On slide seven, which shows our latest capital forecast through 2027, including $105 million increase is estimated 2023 base capital expenditures, largely from customer growth related to items such as incremental customer connections and road widenings. This also includes estimated CapEx for all of the assets stemming from the 2021 RFP, including $415 million for the Clearwater Wind project, $360 million for the Seaside Battery and $150 million for the Evergreen battery. The 786 megawatts of renewable generation and non-emitting capacity resources secured during the recent procurement cycle will provide additional flexibility in our system and represents a sizable step forward in our decarbonization journey. We look forward to seeing these assets serving customers starting late later this year and into the coming years.
With the 2021 RFP behind us, our attention now shifts to future resource opportunities that will facilitate further progress in our clean energy transition, enable customer growth and optimize system capabilities. An addendum to our combined Clean Energy Plan and IRP filing was recently filed with the OPUC, which sharpened modeling inputs to reflect the estimated needs in our service territory. Refinement will continue in coming years as assumptions underpinning these estimates will come into focus. The 2023 RFP is expected to be issued later in the third quarter with additional milestones anticipated throughout 2024. As Maria highlighted earlier, transmission resources are being considered in addition to generation and capacity investments.
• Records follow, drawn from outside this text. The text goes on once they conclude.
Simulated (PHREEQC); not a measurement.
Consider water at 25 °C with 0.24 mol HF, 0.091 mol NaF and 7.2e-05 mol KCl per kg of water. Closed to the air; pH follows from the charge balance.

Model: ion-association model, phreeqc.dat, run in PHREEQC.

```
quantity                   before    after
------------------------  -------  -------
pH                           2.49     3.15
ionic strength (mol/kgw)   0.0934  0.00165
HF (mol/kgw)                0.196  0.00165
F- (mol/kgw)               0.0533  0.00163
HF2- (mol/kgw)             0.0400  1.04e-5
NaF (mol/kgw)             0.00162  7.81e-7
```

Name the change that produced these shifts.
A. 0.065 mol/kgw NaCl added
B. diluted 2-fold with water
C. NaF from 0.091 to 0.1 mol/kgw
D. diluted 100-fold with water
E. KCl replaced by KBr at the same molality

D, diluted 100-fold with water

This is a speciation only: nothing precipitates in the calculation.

We will be engaging with local and regional partners to evaluate projects that will provide optimal benefits for our growing customer base and support our decarbonization plans. As a result, you may see the attribution of these bars continue to evolve in coming years as resource planning efforts move ahead. Turning to slide eight. Our liquidity position and balance sheet remains strong, along with our investment-grade credit ratings and stable credit outlook. Total available liquidity as of June 30, 2023, $651 million. We issued $92 million under the existing Equity Forward Sale Agreement in June and completed the issuance of the remaining $92 million under the facility in July as we deploy equity in support of our investments. Looking to the balance of 2023, we anticipate debt issuances of up to $500 million later this year to finance capital projects, which we plan to issue under our green financing framework where possible.
We continue to have equity market availability under our recently filed ATM program, which will be strategically timed to fund capital investments when conditions are optimal. Careful dilution management remains an important focus and we will continue to align equity issuance with cash payments for capital projects. We remain confident in our ability to access the capital markets and continue to track towards our authorized 50-50 capital structure over time. As Maria previously noted, we are pleased to see constructive progress in the 2024 GRC proceedings and we look forward to continued engagement with parties, including the next settlement conference, which will take place in early August. Our results in the second quarter reflect continued service territory strengths, as well as challenges we intend to manage thoughtfully through the balance of 2023.
We anticipate 2023 load growth in line with expectations, led by robust growth among our digital and high-tech customer group and maintain our confidence in full year weather-adjusted load growth guidance of 2.5% to 3%. Diligent power cost management through the second half of 2023, including continued leveraging of our risk management programs to limit the impacts of volatile power markets will be key. The third quarter has been critical for the overall annual power cost performance and given the weather in markets we’ve observed through July, particularly the participation of additional renewable and storage assets in the region, we believe we are well positioned to continued solid performance through the summer. You’ll remember — also remember, the fourth quarter of 2022 was particularly challenging, driven by colder weather, national pipeline constraints and lower-than-average regional gas storage.
Current indicators point to a more normal fourth quarter and we will continue to employ all available strategies to minimize the impacts of market volatility. Managing operating costs remains a critical priority, as Maria discussed, and I look forward to applying my previous experience on this topic at PGE. Due to these efforts and load expectations, we are reaffirming our full year adjusted earnings guidance of $2.60 per diluted share to $2.75 per diluted share. 2023 represents an important inflection point for PGE’s long-term trajectory and we remain focused on the execution that strengthens PGE’s foundation for sustained growth and value. Our solid service territory fundamentals, highlighted by continued industrial demand growth, a healthy capital investment profile, including emerging transmission opportunities and the continuation of our operating improvements will enable our achievement of our long-term earnings growth guidance of 5% to 7%.
As we turn to the remainder of 2023, we remain rooted in our ongoing commitment to provide clean, reliable and affordable energy that enables strong financial results and value for customers. I am optimistic about our outlook and look forward to continuing the longstanding collaboration between our coworkers, customers, shareholders and stakeholders to achieve our goals. And now, Operator, we are ready for questions.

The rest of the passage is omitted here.